Almost all modern computer processing units have multiple processing *cores*. To utilise the full performance of a processor, operations need to be performed in *parallel*, i.e. each processing core is given a task to perform.

Parallel computing is a very rich and technical area. To help exploit multi-core systems there are libraries that support parallel processing. Below is a simple example using the Python `multiprocessing` library.

In [7]:
import multiprocessing

# On some operaring systems, you may need to uncomment the below line
# multiprocessing.set_start_method('fork')

def f(task):
    """A function that print the input argument and the id for the process that executes the function"""
    print(f"Task index {task}, process id: {multiprocessing.current_process()}\n")
     
    return str(multiprocessing.current_process())
        
        
# Using 3 'processes', execute the function 'f' four times (each time with a different argument)  
with multiprocessing.Pool(processes=3) as p:
    procs = p.map(f, [0, 1, 2, 3])  # Call function mysort three times
    
    print("Returned data (a list)") 
    print(procs)

Task index 2, process id: <ForkProcess name='ForkPoolWorker-3' parent=999 started daemon>
Task index 0, process id: <ForkProcess name='ForkPoolWorker-1' parent=999 started daemon>
Task index 1, process id: <ForkProcess name='ForkPoolWorker-2' parent=999 started daemon>



Task index 3, process id: <ForkProcess name='ForkPoolWorker-3' parent=999 started daemon>

Returned data (a list)
["<ForkProcess name='ForkPoolWorker-1' parent=999 started daemon>", "<ForkProcess name='ForkPoolWorker-2' parent=999 started daemon>", "<ForkProcess name='ForkPoolWorker-3' parent=999 started daemon>", "<ForkProcess name='ForkPoolWorker-3' parent=999 started daemon>"]
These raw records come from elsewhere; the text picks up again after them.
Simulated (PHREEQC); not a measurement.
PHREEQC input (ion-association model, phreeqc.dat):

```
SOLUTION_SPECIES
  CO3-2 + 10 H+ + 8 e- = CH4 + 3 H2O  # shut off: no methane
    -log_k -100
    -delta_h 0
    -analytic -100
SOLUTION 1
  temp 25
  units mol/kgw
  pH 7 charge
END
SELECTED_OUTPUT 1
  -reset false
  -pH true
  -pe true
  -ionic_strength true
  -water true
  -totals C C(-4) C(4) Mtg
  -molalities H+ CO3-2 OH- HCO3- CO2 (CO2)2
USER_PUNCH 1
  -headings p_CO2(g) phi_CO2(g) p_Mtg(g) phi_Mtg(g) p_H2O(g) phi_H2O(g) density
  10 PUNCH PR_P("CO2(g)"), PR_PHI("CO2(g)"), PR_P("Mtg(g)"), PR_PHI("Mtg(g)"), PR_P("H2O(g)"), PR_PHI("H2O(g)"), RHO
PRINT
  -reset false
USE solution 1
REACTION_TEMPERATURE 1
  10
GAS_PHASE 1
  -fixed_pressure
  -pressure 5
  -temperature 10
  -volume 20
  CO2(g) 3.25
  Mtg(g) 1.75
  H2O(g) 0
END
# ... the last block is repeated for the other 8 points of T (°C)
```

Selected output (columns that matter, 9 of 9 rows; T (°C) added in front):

Consider the below code that creates a list of lists of sorted numbers.

In [8]:
def mysort(N):
    """Create a randomly ordered list of integers of length N, and return the sorted list"""
    # Create randomly ordered list
    x = random.sample(range(0, N), N)
 
    # Return sorted list of numbers
    return sorted(x)

def sorted_lists(N, p):
    """Create a list of sorted lists"""
    data = []
    for i in range(p):
        data.append(mysort(N))

%time x = sorted_lists(1000000, 5)

CPU times: user 6.91 s, sys: 434 ms, total: 7.34 s
Wall time: 7.72 s


Use the `multiprocessing` module to perform the above operation in parallel. Investigate how the processing time changes with the number of processes, and in particular the average time per 'create and sort operation' when changing the number of processes.

In [9]:
...

Ellipsis